The battle between Dustin Martin and Jaeger O’Meara was quite interesting. Though they play wide of each other, I get the feeling that O’Meara thinks he is a match for Dusty – watch his body language when the teams play. Tonight, he probably was a match. Martin is a beast, but he made errors tonight that could’ve been costly.

O’Meara racked up 35 touches and four clearances, but whilst Martin “only” had 30 touches, ten of them were clearances. Great to see Dusty suffering no ill-effects from that jarred knee he suffered last week – looked nasty at the time.

The rumours of Jarryd Roughead’s death seem to have been greatly exaggerated. The big fella grabbed a bag of five, and should’ve had six if not for a costly miss as the Tigers were pressing. It’s at moments like that you start to sense the game is slipping. Still, Rough was good, and though Alex Rance had a significant impact in the last quarter, Rough’s presence and ability to take a grab meant that Rance didn’t have carte blanche to do as he pleased in the defensive 50.

I think Rough got a couple on Rance for the night, but one thing I did notice is that Grimes and Astbury didn’t seem to be within striking distance tonight when Rance was caught in one-on-ones. If this was a deliberate tactical move by Clarkson, it was a pretty good one. Divide and conquer… it almost worked. I can’t see Hardwick allowing that to be the case the next time the teams meet.

Nice little cameo by Mav Weller, who looks like he’ll be a handy depth player this season. I reckon he needs to shave off that beard, as poor old Mav has eyes that are really close together and it makes him look like Bigfoot from Harry and the Hendersons.

Mitch Lewis started really well, with four marks in the first quarter. He ended with five for the game. Amazing how opportunities become increasingly limited once the spotlight hits you.

Loved the game of James Worpel. Nine clearances amongst his 24 touches, and his mark and goal against Bachar Houli in the third was McAvaney-esque kind of special. He strikes me as the kind of bloke who could captain the team one day.

But in the end, it was the relentless Richmond pressure, combined with a deer-in-the-headlights response from Hawthorn that saw the Tigers roll over the top to win it. Even a bloke like Dan Butler, who was terrible whenever he got the ball, did what coaches ask of players when they’re having a poor game – he tackled. Butler finished with nine to lead all players, and that, my friends, is how Richmond won.

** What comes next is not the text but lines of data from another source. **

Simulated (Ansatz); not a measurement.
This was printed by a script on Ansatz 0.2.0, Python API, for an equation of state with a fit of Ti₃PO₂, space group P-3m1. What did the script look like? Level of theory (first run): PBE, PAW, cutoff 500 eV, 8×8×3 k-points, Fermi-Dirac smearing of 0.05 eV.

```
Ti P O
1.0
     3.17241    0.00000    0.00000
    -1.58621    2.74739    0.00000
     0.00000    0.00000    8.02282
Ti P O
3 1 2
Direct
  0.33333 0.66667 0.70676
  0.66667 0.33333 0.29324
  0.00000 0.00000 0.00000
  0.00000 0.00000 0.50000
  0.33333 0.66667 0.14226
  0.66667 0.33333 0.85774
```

Some may think it was a change in game plan. Some may think it was a player or two standing up. Nup… for me, it was the little things that made Richmond the best in the game up until mid-September last season. It was the tackling, the harassing, the pressure and the ability to push the ball forward, ever forward even when they didn’t have possession, that made the difference.

They turned the tables. They flipped the script. They U-turned the mystery machine.

Yep, I made the last one up again, but you get the picture. The Tigers ran over the Hawks on will alone, but will that be enough against better teams this season?

In two weeks’ time, we’ll start to find our answer.